Bug 1308987

Summary: Overcloud nodes fail to boot
Product: Red Hat OpenStack Reporter: lance
Component: openstack-ironicAssignee: Dmitry Tantsur <dtantsur>
Status: CLOSED INSUFFICIENT_DATA QA Contact: Toure Dunnon <tdunnon>
Severity: unspecified Docs Contact:
Priority: unspecified    
Version: 8.0 (Liberty)CC: cshastri, dtantsur, lance, mburns, rhel-osp-director-maint, slinaber, yeylon
Target Milestone: ---Keywords: Reopened
Target Release: 8.0 (Liberty)   
Hardware: x86_64   
OS: Linux   
Whiteboard:
Fixed In Version: Doc Type: Bug Fix
Doc Text:
Story Points: ---
Clone Of: Environment:
Last Closed: 2017-01-31 11:53:21 UTC Type: Bug
Regression: --- Mount Type: ---
Documentation: --- CRM:
Verified Versions: Category: ---
oVirt Team: --- RHEL 7.3 requirements from Atomic Host:
Cloudforms Team: --- Target Upstream Version:
Attachments:
Description Flags
Snippet from /var/log/messsages showing context of failing iptables command none

Description lance 2016-02-16 16:33:49 UTC
Created attachment 1127629 [details]
Snippet from /var/log/messsages showing context of failing iptables command

I run: openstack overcloud deploy --templates --control-flavor control --compute-flavor compute --control-scale 1 --compute-scale 3 --neutron-tunnel-types vxlan --neutron-network-type vxlan

Nodes power up and DHCP successfully, but then fail to tftp their boot images.  Looking at tcpdump and iptables, it seems the TFTP requests are being rejected by iptables rules.

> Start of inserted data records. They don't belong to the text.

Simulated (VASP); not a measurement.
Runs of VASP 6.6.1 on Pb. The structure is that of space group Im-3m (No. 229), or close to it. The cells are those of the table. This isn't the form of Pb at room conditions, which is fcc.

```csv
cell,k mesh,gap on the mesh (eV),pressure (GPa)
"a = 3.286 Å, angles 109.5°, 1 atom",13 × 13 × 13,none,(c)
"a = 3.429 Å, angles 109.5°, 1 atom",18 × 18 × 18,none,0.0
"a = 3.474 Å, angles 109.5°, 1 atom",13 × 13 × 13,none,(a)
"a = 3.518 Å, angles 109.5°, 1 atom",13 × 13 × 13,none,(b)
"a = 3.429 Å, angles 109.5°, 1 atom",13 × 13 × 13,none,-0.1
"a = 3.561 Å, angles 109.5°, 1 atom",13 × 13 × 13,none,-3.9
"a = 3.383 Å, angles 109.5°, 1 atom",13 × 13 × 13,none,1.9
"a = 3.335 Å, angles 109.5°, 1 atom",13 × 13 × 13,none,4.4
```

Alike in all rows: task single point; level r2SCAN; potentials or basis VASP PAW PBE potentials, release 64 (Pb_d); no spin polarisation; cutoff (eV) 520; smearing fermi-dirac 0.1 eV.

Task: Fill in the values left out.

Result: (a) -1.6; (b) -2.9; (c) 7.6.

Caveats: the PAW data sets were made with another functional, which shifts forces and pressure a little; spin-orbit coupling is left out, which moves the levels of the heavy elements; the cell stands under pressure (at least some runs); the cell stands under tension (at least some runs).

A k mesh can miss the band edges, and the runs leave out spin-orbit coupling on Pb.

/var/log/messages shows the following iptables (possibly related?) messages from around the time of the deployment attempt:

Feb 16 13:53:07 calico-rh-director ironic-inspector: 2016-02-16 13:53:07.242 807 DEBUG ironic_inspector.firewall [-] ignoring failed iptables ('-D', 'INPUT', '-i', 'br-ctlplane', '-p', 'udp', '--dport', '67', '-j', 'ironic-inspector_temp'):
Feb 16 13:53:07 calico-rh-director ironic-inspector: iptables v1.4.21: Couldn't load target `ironic-inspector_temp':No such file or directory
Feb 16 13:53:07 calico-rh-director ironic-inspector: Try `iptables -h' or 'iptables --help' for more information.
Feb 16 13:53:07 calico-rh-director ironic-inspector: _iptables /usr/lib/python2.7/site-packages/ironic_inspector/firewall.py:45

Uploaded snippet of /var/log/messages provides a bit more context for this message.

I'm running:
Name        : openstack-ironic-inspector
Arch        : noarch
Version     : 2.2.2
Release     : 1.el7ost
Size        : 733 k
Repo        : installed
From repo   : RH7-RHOS-8.0-director

This follows an upgrade from OSP8 beta 4 to beta 6 (by running yum update) - overcloud deployment was working fine on this system with beta 4.

Deleting the stack and re-creating hits the same problem.  Deleting the stack, rebooting and re-creating hits the same problem.

Comment 2 Dmitry Tantsur 2016-02-19 11:45:58 UTC
Just to clarify: are you using TFTP (i.e. PXE) or HTTP (i.e. iPXE)? The default is iPXE. Also, could you please check if you're affected by https://bugzilla.redhat.com/show_bug.cgi?id=1308611 ?

P.S.
Deployment is handled by ironic, not inspector - changing project.

Comment 3 lance 2016-02-19 11:54:54 UTC
I was using TFTP (tcpdump could see the servers sending TFTP requests in - which were then being dropped by iptables), though I don't recall changing anything to do that (i.e. I didn't notice the default was HTTP, despite snooping the boot traffic).  Has the default changed between Beta 4 and Beta 6?

As for whether I'm affected by 1308611 - I've no idea - the nodes were already introspected at Beta 4 - I was only doing the deployment with Beta 6.

Note that this system is now destroyed - I wiped it all and reinstalled from scratch using Beta 6 - and the system works fine now.

Comment 4 Dmitry Tantsur 2016-02-19 12:10:58 UTC
We are using iPXE by default, but we do have TFTP for bootstraping the iPXE image. I'm asking, because the iptables rules you mention are required for ironic-inspector to work and only affect DHCP. It could happen that ironic-inspector is doing something wrong with iptables, of course, but I don't see anything wrong in your snippets (no ERROR's, only DEBUG's).

So if you experience this problem again, could you please reopen this bug with providing logs from 'sudo journalctl -u openstack-ironic-conductor -u openstack-ironic-inspector -u openstack-ironic-inspector-dnsmasq'?